Wednesday, October 13, 2010

Semester 3

My last meeting with the project guide Mr. Tarun Deep Girdher, dated 15th June 2010, was about fine tuning the communication need, target audience, approaches and systems. I had established a hypothetical scenario where a campaign would be undertaken by the Ministry of Women & Child Development in collaboration with two other organizations. (Here I have considered Childline as one, for its excellent network, database and field workers across India and UNICEF as the other, for technical support and funds).

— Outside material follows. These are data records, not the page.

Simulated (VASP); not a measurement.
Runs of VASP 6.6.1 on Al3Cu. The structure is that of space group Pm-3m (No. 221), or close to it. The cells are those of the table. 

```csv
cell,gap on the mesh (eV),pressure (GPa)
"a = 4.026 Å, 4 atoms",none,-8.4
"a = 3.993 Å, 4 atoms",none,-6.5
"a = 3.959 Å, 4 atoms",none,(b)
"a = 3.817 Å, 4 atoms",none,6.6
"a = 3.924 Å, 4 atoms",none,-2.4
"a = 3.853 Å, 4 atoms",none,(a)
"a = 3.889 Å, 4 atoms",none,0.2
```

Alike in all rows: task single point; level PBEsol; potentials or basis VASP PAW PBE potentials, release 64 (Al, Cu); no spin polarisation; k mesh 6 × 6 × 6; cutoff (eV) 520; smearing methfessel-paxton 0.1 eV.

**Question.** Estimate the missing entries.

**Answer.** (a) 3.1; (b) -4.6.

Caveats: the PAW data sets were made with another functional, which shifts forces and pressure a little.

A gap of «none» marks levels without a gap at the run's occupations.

In the hypothesized scenario, one of the four communication needs is Awareness among parents and children.
I identified 2 basic problems to be addressed in India regarding this need:
A. The acknowledgement of CSA as an issue in the society - starting at home with parents
B. The need to create possibilities for quality interaction between Parent and child thereby facilitating a foundation of trust.

With this as a communication need, I went on to define my target group and target audience.
The hypothesized scenario entails the entire age range for a child from 2 to 17 years of age as defined by law. In general understanding, child development is divided in 4 stages: 2 to 5 (period of intense learning, development, change), 6 to 9 (period of stabilization, personality development), 10 to 13 (adolescence, confusion about self identity), and 14 to 17 (building self identity, redefining roles with relationships). The aim of the project for founding a relationship based on trust between parent and child would be suited to the first two age groups, which I narrowed down on for this project. Also, after entering adolescence, domain of awareness would be expanded to include sex education.
The concept of "safe" and "unsafe" touches would be best ingrained in the child at the stage between 2 to 5 years. Their parents deal with the child's basic developmental issues related to language, social behaviour etc. The age group from 6 to 9 years is the period when parent-child interaction becomes lower as the child becomes gradually independent. This can be an opportunity to make efforts for quality interaction between mother and child and develop a deep understanding and trust.

Target audience would ideally be both the parents. But due to the special closeness that a mother enjoys with the child (especially so in the Indian sub-continent), my target audience therefore was the mothers. The age group would be 30 - 40 years - working and no-working women.

During my discussion with my guide Tarun, he strongly underlined the significance of designing a 'system' for communication with a holistic approach. Tarun gave a very important direction that one cannot be given all the information at once. A system must be formulated for the information to be organized and disseminated strategically.

I was looking at developing a folded brochure educating parents. This we put under a microscope and the questions raised were: "what would be the medium of distribution?", "how much would it say?", "what else can you provide with it?" and so on.

Schools (Parent Teacher Association), print media, outdoor media, packaging of FMCG products, direct mail etc. were some of the channels I had in my mind. I realized that a communication solution can only be zeroed in on, by considering all factors simultaneously - psychological, socio-cultural, logistical, financial, technical, and so on.
I was also asked to explore more ideas about my end deliverable. I did also feel that I could come up with something more innovative than a folded brochure.